Educational Freedom Accounts Part 2:

Updated: 4 days ago

Letter to the Editor:


This letter provides additional information about Education Freedom Accounts (EFA). Part 1 was published May30, 2024 in the Granite State News. 

The first year EFA families received $3,500 per student from the state, via the Children’s Scholarship Fund. In this, the third year on average students receive $5,255. At this rate of increase where will we be in 10 years? Note, I have been told our state legislature did not approve the proposed increase in adequacy education grants to public schools. So ETA recipients are receiving more than public schools receive from the state.

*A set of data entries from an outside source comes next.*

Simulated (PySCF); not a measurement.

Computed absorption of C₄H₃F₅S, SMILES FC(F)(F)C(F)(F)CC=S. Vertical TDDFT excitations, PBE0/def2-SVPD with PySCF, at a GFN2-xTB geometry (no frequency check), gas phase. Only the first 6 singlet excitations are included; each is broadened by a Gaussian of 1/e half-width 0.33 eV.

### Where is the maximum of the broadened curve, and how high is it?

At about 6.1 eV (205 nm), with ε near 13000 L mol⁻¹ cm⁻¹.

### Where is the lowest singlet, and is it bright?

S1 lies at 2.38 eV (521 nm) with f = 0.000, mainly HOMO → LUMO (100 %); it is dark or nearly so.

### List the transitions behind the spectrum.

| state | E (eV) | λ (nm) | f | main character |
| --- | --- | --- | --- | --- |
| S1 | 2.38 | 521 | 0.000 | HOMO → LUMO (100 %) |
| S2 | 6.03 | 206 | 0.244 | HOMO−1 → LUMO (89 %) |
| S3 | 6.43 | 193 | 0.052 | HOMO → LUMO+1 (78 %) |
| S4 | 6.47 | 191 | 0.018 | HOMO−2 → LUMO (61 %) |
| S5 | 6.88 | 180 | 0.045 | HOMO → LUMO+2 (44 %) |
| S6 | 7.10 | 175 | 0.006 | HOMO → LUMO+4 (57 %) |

As well, families can apply for additional funds along with their EFA, including EFA’s supplemental Free or Reduced Price Meal Grant (FRPM). Of the students receiving EFAs this year, about 44 percent are enrolled in free or reduced price lunch program. These families make below 185 percent of the federal poverty level, or $55,500 for a family of four. (Note again, you do not need to file a tax return to qualify for an EFA in which case income verification is unclear.) As well, some EFA recipients, 6.3 percent this year, receive additional state funding for special education services.


4,211 New Hampshire students are participating in the Education Freedom Account program in 2023-4, the program's third year. This is a 158 percent jump from the first year’s enrollment. In total, the state spent $22.1 million toward EFAs this year, up from $8.1 million in 2021-2022 and $14.7 million in 2022-2023. Again, where will we be in 10 years?


Plus, among the 4,211 students receiving EFAs (this year 1,577 are new to the program and 2,634 returning) there is a significant portion who have never been in public school or were already in private school. All these students represent an added cost to the state and thus to us the taxpayers.


EFA funds are administered by the Children’s Scholarship Fund. They receive state monies and deposit those funds into accounts for each student, not to the educational institution/program they are attending/participating in. In fact recipients are not required to be registered in any school or education program.


It is not clear to me why, but if a homeschool family applies for an EFA they have to sign out of the state's homeschool program. As an EFA recipient, their day-to-day experience may continue to look the same except they do not report to an agency which reports to the NHDOE about each of their students. Instead, they report to the Children's Scholarship Fund. Rather than the homeschool family being responsible for retaining all records, the scholarship program is responsible for reporting receipt of the annual record of educational attainment - without any personally identifying information and reports that to the NHDOE. Since the CSF only provides aggregate data, the NHDOE does not have any information about the progress of individual students. This begs the question of accountability for those dollars and the students, but also this is apparently causing problems in the state's auditing process.